Keller had served at Midway, Guadalcanal, Bougainville, and Iwo Jima. He initially denied being a flag raiser. Like Ira Hayes, he wanted to stay with his unit, not be sent on a Stateside bond tour.
Like Schultz, Keller survived Iwo and returned home to lead a quiet life. He married his wife Ruby, raised three children, and built a life of service in his hometown of Brooklyn, Iowa, including 30 years on the volunteer fire department, ultimately becoming fire chief before his death in 1979.
But there were strong hints all along that Keller was one of the flag-raising six. He wrote as much to Ruby while he was still on Iwo. After he returned home, everyone in his town acknowledged his role in the photo. There was even an intriguing piece of personal history in Keller’s private scrapbook: a stern letter from Major General Philip H. Torrey, dated 17 September 1945. Torrey was then commander of the Marine Barracks at Quantico, Virginia:
Any unproved and malicious gossip about any member of our Marine Corps is a direct reflection on you as a member or former member of our Corps. Nothing is more malicious and indecent than the tearing down of characters and lives through the spreading of untruths.
The letter in Keller’s scrapbook highlights the pressures faced by Marines who knew they had done something extraordinary but were discouraged from speaking up or correcting errors in the public record. There was, no doubt, an institutional resistance in the Marine Corps to question the initial identifications of the flag raisers.

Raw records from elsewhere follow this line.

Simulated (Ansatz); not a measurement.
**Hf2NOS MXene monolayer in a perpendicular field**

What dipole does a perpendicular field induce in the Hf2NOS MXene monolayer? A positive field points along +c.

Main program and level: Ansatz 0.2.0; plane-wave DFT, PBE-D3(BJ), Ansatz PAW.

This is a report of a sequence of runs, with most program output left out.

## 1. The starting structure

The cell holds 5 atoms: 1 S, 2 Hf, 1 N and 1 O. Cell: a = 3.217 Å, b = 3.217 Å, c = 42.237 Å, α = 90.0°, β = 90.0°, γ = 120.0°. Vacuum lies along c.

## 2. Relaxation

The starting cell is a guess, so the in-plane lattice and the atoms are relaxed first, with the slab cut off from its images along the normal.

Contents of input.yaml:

As with Eric Krelle’s work, that of Brent Westemeyer compelled the creation of a new Marine Corps board of investigation. The investigators concluded that Westemeyer was correct: Pie Keller, not Rene Gagnon, was the flag raiser second from the right.
The photograph of the flag on Iwo Jima was forced to carry more meaning than any one image or moment could bear. It is not simply a record of a turning point in the war or a symbol of triumph. It was elevated to a transcendent expression of service and sacrifice, patriotic unity and purpose. It was freighted with so much cultural baggage, it practically invited debunking.
The Marine Corps, to its credit, ultimately accepted the evidence and corrected the record.
The Marine Corps’ Commandant, General Robert Neller, was so eloquent and insightful in acknowledging their mistake that he deserves the last word:
Our history is important to us, and we have a responsibility to ensure it’s right. Although the Rosenthal image is iconic and significant, to Marines it’s not about the individuals and never has been. Simply stated, our fighting spirit is captured in that frame, and it remains a symbol of the tremendous accomplishments of our Corps — what they did together and what they represent remains most important. That doesn’t change.